Monday, 23 January 2012

‘Food security legislation will add to farmers' woes'

The Hindu Business Line - January 23, 2012


The proposed National Food Security Act will add to the woes of the already suffering farmers of the country, unless the Union Government takes the necessary safeguards before formulating and implementing it, according to Dr Y. Sivaji, the honorary president of the AP Virginia Tobacco Growers' Association.

Dr Sivaji is one of the experts invited by the Union Finance Minister, Mr Pranab Mukherjee, for pre-budget consultations earlier this month. He said he had submitted to the minister that the prime concern of the Union Government would be to rein in the fiscal deficit and therefore, it would tend to keep the foodgrain prices depressed, in view of the huge anticipated financial burden. This would work against the interests of farmers.

Further, he suggested that the loopholes in the present public distribution system should be plugged before implementing the proposed Act. “Never in the history of India have we produced so much foodgrain as we do now, if we consider just one aspect related to the sector. We are expected to record 240 million tonnes of foodgrain this crop year even as our warehouses are overflowing with previous years' stocks. Yet, farmers continue to end their lives in their hundreds, year after year and some of them choose to declare a crop holiday in some areas. The winds of liberalisation have not touched them. The tragedy is that the farm sector is booming even as farmers are sinking,” he observed in a written note to the Finance Minister.

He said the root problem lay in the farmers not getting remunerative prices for their produce. “The costs of production have been spiralling year after year because of the steep increase in prices of inputs and also wages in the wake of implementation of the National Rural Employment Guarantee Scheme. But the MSP for many crops is not remunerative and farmers are not getting even the un-remunerative MSP. There is no institutional mechanism to ensure it,” he noted.

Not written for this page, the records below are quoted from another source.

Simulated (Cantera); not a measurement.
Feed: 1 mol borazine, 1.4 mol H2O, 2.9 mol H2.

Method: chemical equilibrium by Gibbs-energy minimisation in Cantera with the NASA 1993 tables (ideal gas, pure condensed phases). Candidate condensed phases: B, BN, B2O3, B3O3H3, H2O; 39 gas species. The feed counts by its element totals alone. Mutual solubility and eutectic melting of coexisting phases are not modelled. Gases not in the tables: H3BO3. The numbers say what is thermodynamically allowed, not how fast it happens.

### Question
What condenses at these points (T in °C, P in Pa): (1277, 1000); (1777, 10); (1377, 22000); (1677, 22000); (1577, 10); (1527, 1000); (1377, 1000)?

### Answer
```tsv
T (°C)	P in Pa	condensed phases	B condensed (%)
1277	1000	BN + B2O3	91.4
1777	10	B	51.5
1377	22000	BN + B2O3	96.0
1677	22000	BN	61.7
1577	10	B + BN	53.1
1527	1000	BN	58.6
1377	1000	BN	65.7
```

He noted that “the rhetoric of inclusive growth is a cruel joke, as the rural sector is badly neglected. We are sitting on a social volcano which may explode any time. I submit that the Government should not neglect agriculture since it provides livelihood to 63 per cent of our population besides providing food for the entire nation. It supplies raw materials to industry and provides a market for the industry and service sectors.”

REMEDIAL STEPS

He suggested some remedial steps including constituting of Commissions on Agricultural Costs and Prices at the State level, decentralisation of procurement, and linking the MSP to spiralling input costs as is done in Dearness Allowance calculation. The difference between the MSP and recommended cost of the State agencies should be met as bonus by the State Governments. The abolition of all curbs on the marketing of agriculture produce within or outside the country was of utmost importance, he added.
Conversion of crop loans into key (pledge) loans soon after harvesting, strengthening the Agricultural Insurance Corporation, and promoting the seed village concept were some of the other steps that he recommended.

He wanted NREGP implementation to be restricted to the non-agricultural season. Further, he sought FDI in agricultural processing industry, especially in the tobacco sector.He also wanted the development of a farmer's welfare index on the lines of the UNDP human development index.